Buxtehude cast each of the seven cantatas of his Membra Jesu cycle in the form of the concerto-aria cantata. As cultivated by Buxtehude and his contemporaries, this genre usually consists of an opening sacred concerto on a biblical text followed by an aria set to a strophic poetic text. The poetry of the aria, usually of recent origin, often comments upon the biblical text and personalizes it for the individual believer. As the composite text juxtaposes prose and poetry, communal faith and individual belief, the composer generally heightens this contrast by saving his fullest scoring for the concerto and lightening his musical forces for the aria. The strophic form and metrical regularity of the poetry are likewise often reflected by use of strophic or strophic-variation form and regularity of musical phrase structure in the aria, which then contrasts with the normally through-composed form and irregular phrases of the concerto.

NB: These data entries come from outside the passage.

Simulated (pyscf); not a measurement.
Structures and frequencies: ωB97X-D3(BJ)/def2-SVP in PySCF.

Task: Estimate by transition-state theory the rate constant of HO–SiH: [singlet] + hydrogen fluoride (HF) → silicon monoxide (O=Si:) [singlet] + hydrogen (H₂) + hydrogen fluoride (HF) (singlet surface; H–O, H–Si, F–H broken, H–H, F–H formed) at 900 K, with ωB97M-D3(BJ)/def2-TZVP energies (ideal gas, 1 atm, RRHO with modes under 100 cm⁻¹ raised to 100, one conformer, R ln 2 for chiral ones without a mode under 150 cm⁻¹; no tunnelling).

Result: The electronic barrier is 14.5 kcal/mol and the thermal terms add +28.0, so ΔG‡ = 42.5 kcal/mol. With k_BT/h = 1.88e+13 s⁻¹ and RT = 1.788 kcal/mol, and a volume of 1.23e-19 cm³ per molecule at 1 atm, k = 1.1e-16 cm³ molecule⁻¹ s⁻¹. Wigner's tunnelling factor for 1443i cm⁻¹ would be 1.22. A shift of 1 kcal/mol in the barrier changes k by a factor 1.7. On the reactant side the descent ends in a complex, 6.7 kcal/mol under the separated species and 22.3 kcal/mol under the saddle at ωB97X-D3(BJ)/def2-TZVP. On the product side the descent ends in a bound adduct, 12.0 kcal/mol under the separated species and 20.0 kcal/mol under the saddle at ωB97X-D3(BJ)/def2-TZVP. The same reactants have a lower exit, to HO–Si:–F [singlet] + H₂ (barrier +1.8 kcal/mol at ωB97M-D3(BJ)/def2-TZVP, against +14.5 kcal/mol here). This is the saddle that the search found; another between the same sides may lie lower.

These same textual and musical contrasts are evident in Buxtehude's Membra Jesu cantatas, but here the functions of the biblical and poetic texts are partially reversed: rather than commenting upon the biblical verse, the poetry provides the primary focus and unifying factor of the cycle, and it is the biblical verse that introduces and comments upon the poem. The compiler of the text - very likely Buxtehude himself - first selected three strophes for the aria of each cantata from the ten or fourteen strophes of each part of "Salve mimdi salutare" and then found biblical verses to complement the aria texts. Most of the biblical verses mention the part of the body to which the corresponding aria is addressed, but without reference to the Passion story, the underlying theme of the poem. Only one of the concerto texts is taken from the New Testament (Cantata V); the one that appears to refer to the crucifixion, "What are these wounds in thine hands?" (Cantata III), is drawn from the prophecy of Zechariah. In the fifth cantata, "Upon the breast", the biblical verse alludes to the body part without stating it, referring to the milk that a newborn baby receives from its mother's breast; Buxtehude's setting, however, omits the word "milk". The two parts of Cantata IV, "Upon the side", are thematically but not verbally related: as a dove finds refuge in the cleft of a rock, so the dying soul enters the open side of Jesus. In all seven cantatas, each of the three strophes of the aria is scored differently, but almost always with lesser forces than those of the concerto that introduced it. The separate strophes are nonetheless highly unified by form. Where first and second soprano each sings a strophe within the same aria, as in Cantatas I, III, IV and VI, Buxtehude gave them identical music. Otherwise, he generally used strophic-variation form, in which the bass remains constant while the melody changes in response to differing text and vocal range. This pattern is broken only when the instruments join the voice in concertato style in the arias of Cantatas VI and VII.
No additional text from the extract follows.